In mathematical terms, we want to find a solution for the "equation"

$A\mathbf{x} \approx \mathbf{b}$ ,

where A is an m-by-n matrix (with m > n) and x and b are n- respectively m-dimensional column vectors. More precisely, we want to minimize the Euclidean norm squared of the residual Ax − b, that is, the quantity

$\|A\mathbf{x}-\mathbf{b}\|^2 = \left([A\mathbf{x}]_1-\mathbf{b}_1\right)^2 +\left([A\mathbf{x}]_2-\mathbf{b}_2\right)^2 +\dots+ \left([A\mathbf{x}]_n-\mathbf{b}_n\right)^2,$

where [Ax]_i denotes the i-th component of the vector Ax. Hence the name "least squares".

It turns out that a vector x that minimizes this expression also solves the normal equation

$A^T \! A \mathbf{x} = A^T \mathbf{b},$

where A^T stands for the transpose of A. Note that this corresponds to a system of linear equations. The matrix A^TA on the left-hand side is a square matrix, which is invertible if A has full column rank (that is, if the rank of A is n). In that case, the solution of the system of linear equations is unique and given by

$\mathbf{x} = (A^T\!A)^{-1} A^T \mathbf{b}.$

The matrix $(A T A) - 1 A T$ is called the pseudo inverse of A. We cannot use the true matrix inverse of A (that is, $A - 1$ ), because it does not exist as A is not a square matrix (m ≠ n).

Computation

The normal equation can be solved like any other equation system, yet an efficient and numerically stable method can be obtained by first computing the QR decomposition of the matrix A.

Then, with A = QR, where Q is an orthogonal matrix and R is an upper triangular matrix, the normal equation simplifies to

Rx = Q^Tb.

Applications

The linear least squares method can be used to find an affine function Rⁿ → R that best fits a given set of data (see general least squares method). (It is widely and erroneously thought that the word linear in the term linear regression refers to the linear or affine nature of the fitted function, but see that article.)

We write the linear function we try to find as a 1-by-n matrix x^T (so x is actually a column vector, see also linear transformation).

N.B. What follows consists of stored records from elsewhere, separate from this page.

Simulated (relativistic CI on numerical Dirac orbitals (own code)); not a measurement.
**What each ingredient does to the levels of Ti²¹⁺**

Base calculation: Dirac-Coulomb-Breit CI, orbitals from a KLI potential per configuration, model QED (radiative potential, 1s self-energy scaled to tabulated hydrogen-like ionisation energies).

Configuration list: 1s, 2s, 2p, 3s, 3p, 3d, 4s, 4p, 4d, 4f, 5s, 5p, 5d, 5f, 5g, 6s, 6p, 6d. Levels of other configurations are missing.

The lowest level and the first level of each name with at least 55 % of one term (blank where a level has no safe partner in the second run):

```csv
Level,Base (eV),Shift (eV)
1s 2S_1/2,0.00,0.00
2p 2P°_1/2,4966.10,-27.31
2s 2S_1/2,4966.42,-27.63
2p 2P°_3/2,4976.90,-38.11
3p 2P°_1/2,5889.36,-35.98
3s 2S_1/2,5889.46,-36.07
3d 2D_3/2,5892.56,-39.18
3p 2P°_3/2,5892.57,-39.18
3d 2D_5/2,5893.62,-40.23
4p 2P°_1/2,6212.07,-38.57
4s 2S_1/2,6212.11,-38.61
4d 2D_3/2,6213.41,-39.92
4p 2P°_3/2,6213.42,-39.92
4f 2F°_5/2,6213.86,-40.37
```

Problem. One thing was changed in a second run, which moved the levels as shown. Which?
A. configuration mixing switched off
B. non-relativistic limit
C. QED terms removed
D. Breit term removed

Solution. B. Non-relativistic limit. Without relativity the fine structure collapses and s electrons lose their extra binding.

The set of data consists of m (n+1)-tuples (x₁, ..., x_n, y). Those can be written into an m-by-n matrix A and a vector b, where every tuple corresponds to a row of A, the y becoming the corresponding entry in b.

Then,

Ax ≈ b

yields the function x we seek.

Example

Consider the points (0, 3), (2, 3), (4, 4), (−1, 2). We seek a solution of the form ax + b = y, that is,

$\begin{pmatrix}x & 1 \end{pmatrix}\begin{pmatrix} a \\ b\end{pmatrix} = y$

We can form then the matrix A:

$A=\begin{pmatrix} 0 & 1 \\ 2 & 1 \\ 4 & 1 \\ -1 & 1 \\ \end{pmatrix}$

$A^T=\begin{pmatrix} 0 & 2 & 4 & -1 \\ 1 & 1 & 1 & 1 \end{pmatrix}$

$A^TA=\begin{pmatrix} 21 & 5 \\ 5 & 4 \end{pmatrix}$

and the vector b

$\mathbf{b} = \begin{pmatrix} 3 \\ 3 \\ 4 \\ 2 \end{pmatrix}$

and then

$A^T\mathbf{b}=\begin{pmatrix} 20 \\ 12 \end{pmatrix}$

So, the normal equation is

$A^TA\begin{pmatrix} a \\ b\end{pmatrix} = A^T\mathbf{b}$

$\begin{pmatrix} 21 & 5 \\ 5 & 4 \end{pmatrix}.\begin{pmatrix} a \\ b\end{pmatrix}=\begin{pmatrix} 20 \\ 12 \end{pmatrix}$

Then,

$(A^TA)^{-1}={1\over 59}\begin{pmatrix} 4 & -5 \\ -5 & 21 \end{pmatrix}$

and

$\begin{pmatrix} a \\ b\end{pmatrix}={1\over 59}\begin{pmatrix} 4 & -5 \\ -5 & 21 \end{pmatrix}\begin{pmatrix} 20 \\ 12 \end{pmatrix}=\begin{pmatrix} 20/59 \\ 152/59 \end{pmatrix}$

and the line of best fit is (20/59)x + 152/59 = y.